Four years ago, like one of those sea change shows on TV, we packed up our belongings and emmigrated from Britain, to the other side of the world, Australia, to a new life on the beaches of Sydney… a new life by the sea.
And a few years on from that, ready to put down roots, we bought a tatty old fixer-upper beach cottage, neglected, sad and in need of a new family to give it some love.
And it’s in this old cottage that I began to open my eyes, learn lots about myself and finally really become grateful for all that is not just an old beach cottage but more, all that is me.
One evening in the early days of the cottage renovation, all our budget used up, I was feeling pretty disgruntled about life…I seemed to conveniently forget that we’d successfully relocated our family to a lifestyle that is considered one of the best in the world and was focusing more on what I didn’t have.
I whined about the state of the cottage…why did I have to deal with a fixer-upper? I wanted it done and I wanted it now.
That evening I sat in the study, surfing the net and came across blogs featuring before and afters of their homes, stories of their thrifted finds and tales of decorating. Homes that were not full of money but more were loved, appreciated and happy.
Right away I decided to quit moaning and get on with it – I’ve always loved to play house and decorate and so I decided that so what if I had to work to a budget, so what if I couldn’t have it all right now? I would improvise, paint, make do and mend.
I started to look at all the things that were positive about the cottage and the reasons we’d bought it in the first place and looked at what I could do with all the potential – the wood floors, the sunshine streaming in, the huge old fig tree, the battered old deck and sash windows.
I decided this cottage would not be about what we didn’t have but what we did.
The more positive I became the more I knew this place was just right for the laid-back coastal chic look I loved so much…the furniture with a faded old patina, the vintage china I’d been collecting for years and the piles of old white linens I’d brought with me from England.
As my journey with transforming the cottage went on and as I came up with creative ways to get the laid-back coastal vibe I wanted without spending much money I began to see positive possibilities in much more than just our house.

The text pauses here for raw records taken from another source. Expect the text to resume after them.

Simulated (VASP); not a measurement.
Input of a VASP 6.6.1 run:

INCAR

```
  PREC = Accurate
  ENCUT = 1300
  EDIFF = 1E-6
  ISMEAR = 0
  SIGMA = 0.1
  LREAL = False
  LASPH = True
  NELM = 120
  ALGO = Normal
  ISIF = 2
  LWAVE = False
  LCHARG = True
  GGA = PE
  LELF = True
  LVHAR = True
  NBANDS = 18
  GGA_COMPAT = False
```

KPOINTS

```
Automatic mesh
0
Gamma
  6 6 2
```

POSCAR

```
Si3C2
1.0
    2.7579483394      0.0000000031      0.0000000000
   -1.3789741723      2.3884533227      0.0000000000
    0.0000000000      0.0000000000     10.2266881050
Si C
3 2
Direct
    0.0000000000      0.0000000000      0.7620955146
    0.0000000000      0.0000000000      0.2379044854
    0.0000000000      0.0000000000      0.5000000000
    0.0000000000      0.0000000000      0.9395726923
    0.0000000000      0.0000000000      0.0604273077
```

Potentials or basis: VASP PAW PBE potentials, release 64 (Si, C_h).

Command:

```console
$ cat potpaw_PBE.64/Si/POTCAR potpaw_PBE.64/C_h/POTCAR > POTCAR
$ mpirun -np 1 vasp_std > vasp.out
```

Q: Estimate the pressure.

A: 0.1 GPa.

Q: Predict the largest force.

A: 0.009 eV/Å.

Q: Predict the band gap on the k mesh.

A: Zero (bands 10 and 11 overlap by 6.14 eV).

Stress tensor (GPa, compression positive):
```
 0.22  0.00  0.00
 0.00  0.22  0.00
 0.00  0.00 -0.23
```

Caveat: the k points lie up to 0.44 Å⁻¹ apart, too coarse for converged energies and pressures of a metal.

I realized how my positive attitude to the cottage had turned it around from somewhere mediocre to a home to live a great life in. But more, I slowly began to see that there was something to this positive thing and actually it was key to my spirituality, my happiness and most importantly my confidence.
It’s taken a old tatty cottage on the wrong side of town to show me the right path and finally see what it’s all about.
It’s not all perfect in our new life, though it’s pretty special living by the sea. I still often feel unsure, let down and disappointed by things not going the way I wanted.
But now I’m just that little bit more confident that my attitude is actually the most important aspect to quality of life and to my own peaceful spirituality. Most importantly I have been shown that I am in control of that, no matter what happens around me.
I have more faith now and it’s a quite nice lesson to have learned.